From Slaveowners to Abolitionists

Prophet Against Slavery: Benjamin Lay, A Graphic Novel

by David Lester, with Marcus Rediker and Paul Buhle, Beacon Press, 2021

Quakers are so firmly identified as abolitionists that it may surprise many to hear that Quakers once owned slaves. A new graphic history reveals the neglected figure of Benjamin Lay (1682-1759), whose outrageous theatrical protests helped spur the Society of Friends to rid itself of the sin of slave-keeping and become a moral force against slavery in society at large. Their abolitionist stance came after a long internal struggle. Benjamin Lay was neither the first nor the last to fight for the freedom of African Americans and the salvation of their Quaker enslavers, but he was by far the most colorful and shocking in his tactics.

At a yearly meeting of Philadelphia area Friends in 1738, Lay pronounced “All slave-keepers that keep the innocent in bondage, pretending to lay claim to the pure and holy Christian religion, commit a notorious sin.” He punctuated his remarks by pulling off his coat to reveal a soldier’s uniform, withdrawing a sword, and stabbing a book, spattering his listeners with blood-red berry juice, shouting “Thus shall God shed the blood of those persons who enslave their fellow creatures.” He was expelled bodily on the spot and was eventually disowned through proper Quaker procedure.

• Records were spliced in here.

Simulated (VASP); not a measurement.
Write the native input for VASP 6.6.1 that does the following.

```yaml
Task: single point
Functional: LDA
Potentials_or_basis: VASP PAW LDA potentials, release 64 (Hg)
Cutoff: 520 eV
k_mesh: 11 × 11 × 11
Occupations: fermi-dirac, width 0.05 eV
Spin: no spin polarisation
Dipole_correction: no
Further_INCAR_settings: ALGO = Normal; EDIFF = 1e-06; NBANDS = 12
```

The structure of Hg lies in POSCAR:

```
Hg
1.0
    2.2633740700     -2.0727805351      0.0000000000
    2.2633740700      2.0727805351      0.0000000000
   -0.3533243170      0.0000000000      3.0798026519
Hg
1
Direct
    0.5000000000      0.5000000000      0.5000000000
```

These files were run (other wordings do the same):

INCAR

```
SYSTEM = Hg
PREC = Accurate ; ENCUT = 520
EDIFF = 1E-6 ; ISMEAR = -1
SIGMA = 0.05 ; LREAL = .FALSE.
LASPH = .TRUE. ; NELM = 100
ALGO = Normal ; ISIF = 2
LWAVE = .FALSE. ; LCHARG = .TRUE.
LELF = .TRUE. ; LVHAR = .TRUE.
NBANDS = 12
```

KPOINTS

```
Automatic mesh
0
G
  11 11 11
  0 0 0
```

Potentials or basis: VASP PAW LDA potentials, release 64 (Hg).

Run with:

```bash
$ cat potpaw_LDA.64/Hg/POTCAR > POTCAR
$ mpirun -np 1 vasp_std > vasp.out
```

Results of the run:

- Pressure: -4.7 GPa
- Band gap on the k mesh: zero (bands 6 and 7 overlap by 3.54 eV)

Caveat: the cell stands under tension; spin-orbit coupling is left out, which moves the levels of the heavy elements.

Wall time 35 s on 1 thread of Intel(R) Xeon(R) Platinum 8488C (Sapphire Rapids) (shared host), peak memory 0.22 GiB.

This rude disrupter was barely four feet tall, hunchbacked, and of humble origins. Born in England in 1682, Lay had worked as a shepherd, a spinner, and a glove-maker, which he hated, before becoming a sailor, “to see the world.” In his 12 years at sea, he lived in brotherhood with a diversity of sailors, including the formerly enslaved and veteran workers of the slave trade. After Lay married the remarkable Sarah, a fellow little person and Quaker minister, the couple migrated to Barbados, home to a thriving slave economy, where their abolitionist beliefs were galvanized.

Arriving in Philadelphia, the Lays were dismayed to find the “City of Brotherly Love” was also rife with the buying and selling of “fellow creatures,” by members of their own faith community. For his dogged denunciation of Quaker slaveholders, Lay was thrown out of four Quaker meetings, including Abington Friends, near Philadelphia, where he eventually settled in a cave with Sarah and his library of hundreds of books. Though largely self-taught, Lay wrote a fierce polemic of a book. All Slave-Keepers that Keep the Innocent in Bondage, Apostates was printed by Benjamin Franklin, who discretely left his name off it, so as not to offend his Quaker clients. It was published without the approval of the Quaker leaders, who bought ads in the newspaper to disavow the book and its author.

Artist David Lester focuses on the dramatic actions and spiritual development of our bristly hero. He draws with a rough verve that suits his passionate subject. But underneath the expressionistic flourishes lie the structures of a brilliant visual storyteller. Lester never overexplains: Images speak for themselves in lucid passages of wordless panels. A preacher’s head morphs into that of a wolf, overlaid with a sheep, as the hypocrite’s sermon drones on. Pages depicting African men in chains require no inscription beyond the spattered sign of the British pound,which drives the story. Violence – against Lay or the enslaved Africans – is depicted with sketchy vigor rather than gory detail, honoring the story without gratuitously exploiting the suffering of the victims.

There is great tenderness in Lester’s drawings of sheep, which Benjamin Lay cared for so much that he became a vegetarian. To avoid any products of exploitation, he grew his own food. He spun flax to make his own clothes of linen, eschewing the cruelty of sheep shearing. He walked miles rather than abuse a horse. Instead of sugar, which was tainted with the blood of slaves, he kept bee hives. In a public square, he smashed fine china teacups to protest conditions on tea and sugar plantations. He broke tobacco pipes while railing against the enslavement of tobacco workers.

This graphic novel is adapted from the groundbreaking biography The Fearless Benjamin Lay: The Quaker Dwarf Who Became the First Revolutionary Abolitionist, by Marcus Rediker, who also contributed an essay to this volume elaborating on Lay’s historical context and significance. Comics editor and radical historian Paul Buhle offers insights into Lester’s inspired pictorial choices.

Lester-Rediker-Sample-Pages

Lay’s assault on hypocrisy and greed can still make us squirm. As a Quaker, I cringe at the spectacle of our forefathers behaving badly to such a truthteller, however obnoxious and unruly he may have been. This is probably why we’ve heard so little about Lay’s ingenious agitation. A much gentler persuader is generally credited with convincing Friends to turn against slavery: John Woolman sat in worship with slave-owning Quakers, expressing concern for their immortal souls. His faithful witness from a place of love is held up as a pacifist success story. Woolman’s story lets us feel better about ourselves. But perhaps Woolman would not have been so well received if Lay’s abrasive confrontations hadn’t come before him. Prophet Against Slavery is a vibrant and surprisingly intimate portrait of a visionary who never relented in his fight for justice, no matter how great the opposition.